As stated earlier, any object with mass has a gravitational effect on other objects of mass around it, and this applies to objects in space as well. Smaller objects can be caught in orbit around larger objects because they are in freefall around the object. 

An object in orbit is away from the more massive object enough and is constantly moving enough not to be pulled in, but not fast enough to overcome the larger object’s gravitational force. Just as the Sun holds everything in the solar system in orbit around it, the Earth has a gravitational impact on objects in space around it like the Moon and both natural and artificial satellites.

Our astronauts may be in space, but they have never left the gravitational influence of the Earth since even our furthest-seeking astronauts on the Moon were in orbit around the Earth and also experience the gravity of the Moon. 

Astronauts on the International Space Station actually experience 90% of the gravity we do on Earth, but they are in freefall/ orbit around the Earth, which provides weightlessness, the state of being without apparent weight.  

In contrast, Zero gravity is when you are in an environment where nothing impacts you with its gravitational force. You are not close enough to be pulled into something or all the mass around was perfectly equal, canceling out gravitational forces. 

Gravity is weaker in empty space but since there are tiny particles dispersed throughout space, they still provide tiny gravitational forces. Essentially, zero gravity is a misnomer. Reduced levels of gravity or microgravity is a more accurate term. 

Back to our original question is there gravity in space? This is highly dependent on what you classify as “in space”. Depending on where you are in space, you will be acted upon by stronger and weaker gravitational forces. 

Scenario 1: In space… on another world

If you are on a planet, you will experience that planet’s level of gravity determined by its mass and the same goes for moons and asteroids. These locations are typically called reduced-gravity environments, as they are often low compared to ours, making it easier to float away if you aren’t tethered. 

However, a more massive body than Earth would provide a stronger gravitational force than ours, making it difficult to walk and generally function. In our solar system, the planets larger than ours are gas giants meaning we can’t walk on them.

an astronaut walking on mars

Scenario 2: In space… in orbit

If you are in orbit around a body, you will be in freefall and therefore weightless with effects analogous with actual zero-g though you are technically in microgravity as we discussed earlier.

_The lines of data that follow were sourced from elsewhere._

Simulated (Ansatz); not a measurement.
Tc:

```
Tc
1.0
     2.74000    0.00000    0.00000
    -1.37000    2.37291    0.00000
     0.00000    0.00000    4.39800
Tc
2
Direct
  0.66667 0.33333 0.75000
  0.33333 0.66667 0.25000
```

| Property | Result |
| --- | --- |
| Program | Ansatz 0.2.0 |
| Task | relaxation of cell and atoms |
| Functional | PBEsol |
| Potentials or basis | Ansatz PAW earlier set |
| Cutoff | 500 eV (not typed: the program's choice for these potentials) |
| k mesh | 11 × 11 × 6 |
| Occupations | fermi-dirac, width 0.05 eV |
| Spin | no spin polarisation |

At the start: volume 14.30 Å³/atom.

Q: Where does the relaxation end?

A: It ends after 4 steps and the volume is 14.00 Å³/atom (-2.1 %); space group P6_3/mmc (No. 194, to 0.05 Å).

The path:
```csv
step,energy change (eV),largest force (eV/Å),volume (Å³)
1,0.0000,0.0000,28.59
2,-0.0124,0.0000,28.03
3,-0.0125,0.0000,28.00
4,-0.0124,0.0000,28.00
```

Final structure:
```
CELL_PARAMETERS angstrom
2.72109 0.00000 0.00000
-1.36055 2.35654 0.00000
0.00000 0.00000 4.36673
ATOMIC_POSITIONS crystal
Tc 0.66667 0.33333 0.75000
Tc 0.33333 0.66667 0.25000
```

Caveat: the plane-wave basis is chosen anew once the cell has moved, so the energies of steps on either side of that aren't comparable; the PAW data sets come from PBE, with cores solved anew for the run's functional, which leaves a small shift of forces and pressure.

Astronauts train here on Earth to be able to live and work in a weightless environment, including odd situations like showering and keeping the space station clean in microgravity.

astronaut looking at floating bubble of water

Scenario 3: In space… traveling

If you are traveling through space, it depends on how fast you are traveling. Think of being in a car, train, or airplane. When you are accelerating, you are pushed back against your seat. When you are decelerating, you are pushed forward in your seat. Both of these are done in various degrees depending on how big the change in speed is and often at multiple gs, as in feeling the effects of increased gravitational pressure.

Astronauts typically experience about 3-4gs during a rocket launch or re-entry, meaning they feel three to four times the gravitational pressure we do here on Earth. This is partially or even mostly due to the resistance of the atmosphere, especially here on Earth, but it is also due to overcoming Earth’s gravitational force.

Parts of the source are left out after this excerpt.